NJ Transit hosted informal sessions along the Atlantic City rail line Monday for commuters to learn more about the four-month service shutdown between the Jersey Shore resort and Philadelphia’s 30th Street Station.
And riders made it clear: They’re not happy with the temporary service halt. Some, like 23-year-old Jenna DeLuca, of Hammonton, are skeptical the line will ever reopen.
“It’s actually a really sad thing. I know there’s talk of the rail line actually being shut down forever,” she said. “A lot of people rely on the rail line to get back and forth from work between Philly and Atlantic City primarily, and the buses are not as reliable.”
DeLuca, who was waiting on a bench at the Lindenwold stop, said she uses the line to go out with friends a few times a month.
“It’s also not as safe for a young person like me, standing on a street corner waiting for a bus,” she said. “It is not comfortable, and it’s not nearly as safe. A lot of young people … rely on these rail lines to get back and forth safely for nights out.”
But NJ Transit officials say that the potential pain of the temporary shutdown is necessary to keep commuters safe in the long-run — and to meet a federally-mandated deadline.
After the Atlantic City line is suspended on Sept. 5, crews will begin installing positive train control or PTC on its tracks and trains. The federal government has mandated that all commuter railroads install the automatic breaking system by Dec. 31.
NJ Transit says the line is expected to be up and running again by Jan. 1. However, internal emails obtained by the Bergen Record and the Philadelphia Inquirer suggest that the move was also prompted by a desire to shift equipment to busier lines in North Jersey.
NJ Transit senior management representatives were on hand for Monday’s sessions — dubbed “we are listening” — to hear from commuters, answer questions, and to provide information about alternative travel options.

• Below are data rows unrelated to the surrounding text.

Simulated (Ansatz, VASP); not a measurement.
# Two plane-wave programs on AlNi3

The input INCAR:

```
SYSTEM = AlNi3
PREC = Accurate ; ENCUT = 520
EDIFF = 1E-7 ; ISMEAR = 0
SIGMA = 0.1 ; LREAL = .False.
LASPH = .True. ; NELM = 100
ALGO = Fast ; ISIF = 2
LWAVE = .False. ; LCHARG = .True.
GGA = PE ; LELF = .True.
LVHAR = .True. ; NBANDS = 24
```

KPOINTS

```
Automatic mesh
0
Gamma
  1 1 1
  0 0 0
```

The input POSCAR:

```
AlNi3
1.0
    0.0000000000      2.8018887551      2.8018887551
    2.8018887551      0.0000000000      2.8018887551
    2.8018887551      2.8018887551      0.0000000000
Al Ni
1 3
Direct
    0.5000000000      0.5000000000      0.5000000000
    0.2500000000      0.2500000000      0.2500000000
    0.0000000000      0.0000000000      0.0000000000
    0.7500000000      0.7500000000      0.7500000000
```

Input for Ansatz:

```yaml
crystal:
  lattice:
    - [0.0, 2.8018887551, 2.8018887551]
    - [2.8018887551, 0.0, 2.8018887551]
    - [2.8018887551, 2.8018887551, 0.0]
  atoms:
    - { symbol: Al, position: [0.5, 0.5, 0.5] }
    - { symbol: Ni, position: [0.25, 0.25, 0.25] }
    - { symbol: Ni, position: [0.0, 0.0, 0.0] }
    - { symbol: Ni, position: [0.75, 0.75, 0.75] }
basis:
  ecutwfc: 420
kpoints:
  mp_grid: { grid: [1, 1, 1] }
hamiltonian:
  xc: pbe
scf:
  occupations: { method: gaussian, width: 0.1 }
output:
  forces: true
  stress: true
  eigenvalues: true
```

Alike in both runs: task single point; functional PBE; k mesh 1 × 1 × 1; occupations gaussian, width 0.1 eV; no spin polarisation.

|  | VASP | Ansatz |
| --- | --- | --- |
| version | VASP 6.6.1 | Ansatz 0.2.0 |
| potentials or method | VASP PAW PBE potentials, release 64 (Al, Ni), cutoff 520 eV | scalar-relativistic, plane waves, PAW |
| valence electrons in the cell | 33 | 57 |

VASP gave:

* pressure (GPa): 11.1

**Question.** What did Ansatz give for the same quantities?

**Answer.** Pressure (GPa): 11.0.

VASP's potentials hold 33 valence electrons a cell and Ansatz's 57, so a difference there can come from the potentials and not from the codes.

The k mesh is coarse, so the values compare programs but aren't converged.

At the Lindenwold station, executive director Kevin Corbett explained why the Atlantic City line will be halted when others were not during their PTC installation.
“I came into the job six months ago and, compared to all the other commuter rails and even the freight rails, we were well behind. We were only at 12 percent,” Corbett said. “It is not acceptable. So we’re now up to 60 percent, and that’s taken incredible effort and restructuring to get to the 60.”
Halting train service on the line, he said, will allow the process to move more quickly.
Corbett assured commuters the suspension won’t be permanent.
“We’re investing millions of dollars, and we’re also going to do about 10 miles of rail work,” he said. “So we wouldn’t be putting millions of dollars doing that track upgrade to do the bait and switch. But I get the skepticism.”
Renee Wilson, who has worked at the Tropicana Casino and Resort in Atlantic City for 23 years, said the service suspension will be tough.
“I catch the bus in the morning going, from Lindenwold to Atlantic City. It’s an hour and 40 minutes. The train is 45 minutes,” she said. “I get up at 2:30 in the morning to catch that 440 bus here, so I’m at work on time. Catching a train home is a piece of cake. Hopefully this won’t last long.”
Rose Delvecchio, of Collingswood, takes two trains, the PATCO and the Atlantic City line, to get to her job of 34 years at Bally’s Casino.
She’s worried the service disruption will affect business at the casino.
“You can’t do that because it’s bad for the customers,” she said. “It’s bad for us because we work for casinos, and they’re going to lose business.”
Delvecchio would like to see 24-hour options for those transit customers affected.
“Sometimes, people can’t get home, and there’s no buses here. Only the bus from 554 and that takes two hours, and some people can’t take that,” she said.
Delvecchio says she plans to take the express bus.
“Being a commuter for 20-something years myself — and having suffered a similar kind of rough summer last year as a mini-commuter, having been diverted to Hoboken — I feel their pain,” Corbett said. “Communication certainly allows people to plan better and deal with it. Commuters tend to be a pretty tough group, but if we’re not getting the communication right, we want to hear about that and make sure we get it right.”
NJ Transit hosted forums in Atlantic City and Lindenwold Monday. On Tuesday, it will hold another session for commuters at Philadelphia’s 30th Street Station from 3 p.m. to 6 p.m.